Good observation! You just learned a fundamental property of lenses. In fact, almost *all* lenses achieve maximum sharpness at around f/5.8 - f/8.
Shooting at wide aperature will always involve some trade-off in sharpness. Wide aperature also have a very shallow depth of field, so your focus need to be extremely accurate.
I'm going to guess that it was a DoF issue, not a sharpness issue. If the AF was working properly, even F1.4 should lock right on to the correct focus area.
From what I've seen, DSLRs having the focus slightly off is not terribly uncommon, I've seen reports of examples of just about every DSLR having to sent back for focus adjustment. My first two seem to be spot-on but my newest is just a touch off and is currently away getting tweaked by the manufacturer (I had it fixed via the camera's AF adjustment but wanted it "perfect" while it was still under warranty.) For my initial tests, I used one of the standard focus charts you can find, but someone recently made a set of them that you can get
here. They're marked as being for the K20D but of course, they should work equally well with any DSLR. They even include a page that you cut and fold to give you the proper 45' angle, and include three different charts for wide, normal, and telephoto lenses.

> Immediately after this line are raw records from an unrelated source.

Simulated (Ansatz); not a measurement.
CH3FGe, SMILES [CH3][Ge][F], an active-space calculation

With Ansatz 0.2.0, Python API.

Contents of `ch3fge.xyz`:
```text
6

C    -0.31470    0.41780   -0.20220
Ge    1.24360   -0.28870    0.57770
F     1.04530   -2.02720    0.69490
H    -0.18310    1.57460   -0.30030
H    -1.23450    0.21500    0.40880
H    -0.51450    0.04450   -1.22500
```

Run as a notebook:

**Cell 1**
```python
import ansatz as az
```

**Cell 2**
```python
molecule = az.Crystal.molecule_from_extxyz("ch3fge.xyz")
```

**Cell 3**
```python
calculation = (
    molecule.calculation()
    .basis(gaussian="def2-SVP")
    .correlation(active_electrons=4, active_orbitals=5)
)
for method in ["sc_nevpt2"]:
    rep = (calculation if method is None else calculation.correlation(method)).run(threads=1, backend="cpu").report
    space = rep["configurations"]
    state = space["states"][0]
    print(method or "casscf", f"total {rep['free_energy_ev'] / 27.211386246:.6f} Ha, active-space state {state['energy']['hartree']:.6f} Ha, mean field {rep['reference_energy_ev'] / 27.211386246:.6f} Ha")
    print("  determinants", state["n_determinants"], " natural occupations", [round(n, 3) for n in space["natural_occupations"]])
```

However, if you're seeing issues with only one corner of the lens being off, than that may not be a focus issue at all. Only the actual focus point is "guaranteed" to be in focus, and with only F1.4, you'd need to make sure that the camera and whatever you're shooting are perfectly straight on. That particular lens has been noted a few times as being heavily biased towards center sharpness at the expense of corner sharpness - so you may just being seeing more or less normal behavior for the lens. But if it's under warranty and you can live without it for however long it takes to get checked out, it's probably worth sending it to them.